Hag Stones…

Hag stones are easy to miss. Half-buried along riverbanks or tucked between pebbles on the shore, they can appear ordinary at first glance. But once you notice a hole worn clean through its centre, smoothed by water and time, you know you’ve found something special.

This month we’re neck-deep in folklore, and in folklore nothing creates a hole without reason.

Hag stones (also known as witch stones) have long been regarded as protective objects. Throughout the ages they’ve been hung on doors, tied above beds, fastened to stables and cradles, and carried in pockets. Not because they’re beautiful (though some most certainly are), but because they’re deemed useful.

And when I say useful, I mean in a magical sense. 

Albeit a magic that’s defensive and suspicious by nature.

According to folklore, to look through the hole of a hag stone is a way of seeing past the surface and into the unknown. Though not without risk. Folk warnings cautioned against looking too long because whatever you see, it sees you back.

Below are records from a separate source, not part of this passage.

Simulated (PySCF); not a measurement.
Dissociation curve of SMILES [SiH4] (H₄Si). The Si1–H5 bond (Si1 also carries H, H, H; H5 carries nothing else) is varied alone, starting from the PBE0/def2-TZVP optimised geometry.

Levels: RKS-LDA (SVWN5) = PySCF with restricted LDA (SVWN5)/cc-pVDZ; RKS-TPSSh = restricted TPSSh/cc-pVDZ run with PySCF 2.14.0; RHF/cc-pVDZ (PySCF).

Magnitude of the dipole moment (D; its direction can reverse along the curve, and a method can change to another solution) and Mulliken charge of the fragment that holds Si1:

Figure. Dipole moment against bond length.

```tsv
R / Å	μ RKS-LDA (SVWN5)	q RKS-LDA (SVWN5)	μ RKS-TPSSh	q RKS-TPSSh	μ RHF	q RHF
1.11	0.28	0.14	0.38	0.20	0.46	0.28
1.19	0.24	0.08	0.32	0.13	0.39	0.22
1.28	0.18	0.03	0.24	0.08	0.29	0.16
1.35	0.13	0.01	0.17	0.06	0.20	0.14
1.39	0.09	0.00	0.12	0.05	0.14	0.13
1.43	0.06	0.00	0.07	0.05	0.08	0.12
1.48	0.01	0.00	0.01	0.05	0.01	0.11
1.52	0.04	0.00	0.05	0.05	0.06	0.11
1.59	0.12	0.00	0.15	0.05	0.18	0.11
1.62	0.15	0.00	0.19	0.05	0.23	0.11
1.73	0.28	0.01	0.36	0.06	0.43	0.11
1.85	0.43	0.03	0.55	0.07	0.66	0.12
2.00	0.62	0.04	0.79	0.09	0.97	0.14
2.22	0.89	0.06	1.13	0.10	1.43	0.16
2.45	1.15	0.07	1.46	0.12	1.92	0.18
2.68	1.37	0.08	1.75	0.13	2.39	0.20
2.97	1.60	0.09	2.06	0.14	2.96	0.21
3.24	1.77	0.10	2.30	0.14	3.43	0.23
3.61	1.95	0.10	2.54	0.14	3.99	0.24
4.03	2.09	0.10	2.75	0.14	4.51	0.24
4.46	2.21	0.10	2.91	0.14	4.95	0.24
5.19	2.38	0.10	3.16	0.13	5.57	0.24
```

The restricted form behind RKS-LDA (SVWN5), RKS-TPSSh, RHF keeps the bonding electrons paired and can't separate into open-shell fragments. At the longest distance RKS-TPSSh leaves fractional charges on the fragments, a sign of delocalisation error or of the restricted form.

Hag stones slip fittingly into the realm of buried secrets. They’re formed slowly and invisibly. Water wears away stone, grain by grain, until something unexpected opens at the centre. There’s no drama or violence about it, just persistence. Time doing what time always does, whether we notice or not.

And secrets work much the same way.

Families bury things with good intentions. Whether to protect, preserve or keep the peace. Over years, generations even, those buried truths are worn thin by repetition, omission and quiet pressure. Eventually, a gap appears, forming a hole straight through the stories we’ve been told.

You can’t rush hag stones or force them into being. They endure a long process and come out altered, but intact.

In superstition, they were regarded particularly effective against whatever slipped through the threshold. Witches, spirits and ill-intentioned visitors. Hung on a cord, they acted as anchors, pinning reality in place when boundaries grew thin.

Many hag stones are discovered after storms or floods. They follow moments of upheaval and disturbance when buried things surface unexpectedly.

To find one feels like being chosen. 

They don’t promise safety, but instead awareness. They remind us that what’s buried is rarely gone. Time alters secrets but doesn’t erase them. And sometimes, protection isn’t about banishing danger, but about learning where the holes are in the story.

If you find a hag stone, consider where it came from. What wore it open. What surfaced alongside it. And ask yourself what it is that you might like to see beyond the surface.

Just don’t linger too long with your eye pressed to the centre.

Some truths, once glimpsed, are difficult to unsee.